SIR, Liverpool, June 5th, 1857. In response to your note of 2nd instant, I beg leave to say that I entirely accept your statement as to the originality and early date of your own convictions regarding the authorship of the Shakespeare Plays, and likewise as to your ignorance of Miss Bacon's prior publication on the subject. Of course, my imputation of unfairness or discourtesy on your part falls at once to the ground, and I regret that it was ever made.

My mistake was perhaps a natural one, although unquestionably the treatment of the subject in your Letter to the Earl of Ellesmere differs widely from that adopted by Miss Bacon. But as I knew that a rumour of her theory had been widely, though vaguely circulated, for some years past, on both sides of the Atlantic, and also that she had preceded you in publication, it really never occurred to me to doubt that, at least, some wandering seed had alighted in your mind, and germinated into your pamphlet. Under urgent circumstances, I had taken upon myself to write a few prefatory and explanatory words for my country woman's book. It was impossible to avoid some allusion to your

pamphlet; and I made such reference as seemed due to an attempt to take an easy advantage of a discovery (allowing it to be such) on which Miss Bacon had staked the labour and happiness of her life, and to develop which she had elaborated a very remarkable work.

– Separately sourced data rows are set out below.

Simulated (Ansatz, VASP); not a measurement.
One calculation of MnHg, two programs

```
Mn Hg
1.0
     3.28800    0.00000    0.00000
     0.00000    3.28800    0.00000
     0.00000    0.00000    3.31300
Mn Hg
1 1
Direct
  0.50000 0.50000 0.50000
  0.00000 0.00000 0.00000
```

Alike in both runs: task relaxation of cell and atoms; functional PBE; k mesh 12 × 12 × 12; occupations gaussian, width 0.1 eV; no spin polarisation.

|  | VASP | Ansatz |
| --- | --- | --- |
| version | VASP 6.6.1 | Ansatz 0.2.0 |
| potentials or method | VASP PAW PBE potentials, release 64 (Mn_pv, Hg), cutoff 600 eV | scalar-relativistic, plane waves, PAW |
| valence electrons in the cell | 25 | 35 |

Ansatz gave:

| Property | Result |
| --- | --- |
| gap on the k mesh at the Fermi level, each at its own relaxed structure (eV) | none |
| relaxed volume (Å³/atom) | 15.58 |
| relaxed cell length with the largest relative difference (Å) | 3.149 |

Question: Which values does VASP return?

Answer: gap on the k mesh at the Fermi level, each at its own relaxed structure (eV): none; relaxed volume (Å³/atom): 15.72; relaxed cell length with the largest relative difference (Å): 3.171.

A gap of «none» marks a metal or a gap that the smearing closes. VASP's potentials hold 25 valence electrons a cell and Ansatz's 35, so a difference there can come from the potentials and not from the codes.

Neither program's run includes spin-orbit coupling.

I now see that my remarks did you great injustice, and I trust that you will receive this acknowledgment as the only reparation in my power.

Respectfully, Sir,

Your obedient Servant,

NATHANIEL HAWTHORNE.

CHAPTER I.

INTRODUCTION.

SIR FRANCIS BACON notes, amongst the impediments of knowledge, that

"He that delivereth knowledge, desireth to deliver it in such form as may be soonest believed, and not as may easiliest be examined.

"He that receiveth knowledge, desireth rather present satisfaction than expectant search, and so rather not to doubt, than not to err.

Glory maketh the author not to lay open his weakness, and sloth maketh the disciple not to know his strength."

CHAPTER II.

A BRIEF HISTORY OF SHAKESPEARE.

WILLIAM SHAKESPEARE'S is indeed a negative history.

Of his life, all that we positively know is the period of his death.

We do not know when he was born, nor when, nor where, he was educated.

We do not know when, or where, he was married, nor when he came to London.

We do not know when, where, or in what order, his plays were written or performed; nor when he left London.

He died April 23rd, 1616.

CHAPTER III.

BACON AND SHAKESPEARE.

TOWARDS the end of the sixteenth, and at the beginning of the seventeenth century, that is, prior to the year 1611, a number of plays, tragedies, comedies, and histories, of various degrees of merit, were produced, of which William Shakespeare was reported to be the author, and which undoubtedly were, in some way, the property of the company of actors of which he was an active

member.

No one single manuscript has ever been found to identify Shakespeare as the author of these productions; nor is there, among all the records and traditions handed down to us, any statement that he was ever seen writing or producing a manuscript; nor that he ever claimed as his own any of the excellent, or repudiated (as unworthy of him) any of the worthless, productions presented to the public in his name.